New petition alleges corrupt cop Ronald Watts framed 15 men

SUN-TIMES MEDIA WIRE - More than a dozen men who claim they were framed by corrupt Chicago Police Sgt. Ronald Watts and officers on his South Side unit want their convictions overturned, according to a petition filed this week in Cook County Criminal Court.

The 15 defendants cited FBI reports on the investigation into Watts and his crew that date back more than eight years before Watts’ 2012 arrest, the Chicago Sun-Times is reporting.

Watts and fellow officer Kallatt Mohammed both were recorded stealing $5,000 from a federal informant, and in their guilty pleas admitted to routinely extorting money from drug dealers.

The petition, drafted by lawyers for University of Chicago’s Exoneration Project, also points to dozens of complaints filed with CPD alleging similar misconduct.

In each case, the men say they were shaken down for cash or drugs by the rogue officers, and were arrested on bogus charges if they refused to pay.

Each of the defendants had claimed they had been framed at the time of their arrests, which range from 2003 to 2008 – all dates before Watts was indicted, the petition said.

The most egregious claims come from Leonard Gipson, who said Watts’ and his fellow tactical team officers arrested Gipson three times after planting drugs on him.

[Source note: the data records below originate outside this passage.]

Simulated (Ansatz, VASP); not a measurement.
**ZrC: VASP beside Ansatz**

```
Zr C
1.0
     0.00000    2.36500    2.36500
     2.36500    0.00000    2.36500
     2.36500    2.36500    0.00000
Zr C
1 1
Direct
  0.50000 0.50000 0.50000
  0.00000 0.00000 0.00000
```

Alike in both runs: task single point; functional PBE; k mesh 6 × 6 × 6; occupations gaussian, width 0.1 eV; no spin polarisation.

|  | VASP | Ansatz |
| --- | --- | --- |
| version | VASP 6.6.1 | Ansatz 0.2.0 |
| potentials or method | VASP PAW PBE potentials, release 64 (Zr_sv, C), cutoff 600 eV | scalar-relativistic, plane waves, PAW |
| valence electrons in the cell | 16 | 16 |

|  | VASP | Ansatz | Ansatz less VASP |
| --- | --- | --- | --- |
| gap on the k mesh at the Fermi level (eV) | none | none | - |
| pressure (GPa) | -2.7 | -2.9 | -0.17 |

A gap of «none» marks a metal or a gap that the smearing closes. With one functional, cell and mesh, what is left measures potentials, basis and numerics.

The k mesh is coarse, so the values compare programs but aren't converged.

Watts told Gipson he would arrest Gipson “every time he saw him” if he refused to pay him off, the petition alleges.

Watts had spotted Gipson in the first incident, and planted drugs on Gipson and arrested him, the lawsuit says. Five months later, Gipson had posted bond and visited the Wells projects and, Watts again allegedly planted drugs on Gipson and told him, “Let’s see if you can bond out on this.”

Gipson filed a complaint with CPD and fought the charges, telling his story to a judge in hopes of having the evidence against him thrown out.

The judge ruled that the officers were more credible, and Gipson pleaded guilty to the charges, the petition states.

In 2007, two years after Gipson had been released from jail, he ran into Watts’ crew again, and again was arrested after the officers planted cocaine and heroin on him, the petition states.

In the last two years, five people had their convictions dropped in cases that relied on testimony from Watts and members of his tactical unit, and the city of Chicago paid out $2 million to Shannon Spalding and Daniel Echevarria, two CPD officers who claimed their careers suffered because they worked with the FBI to take Watts down.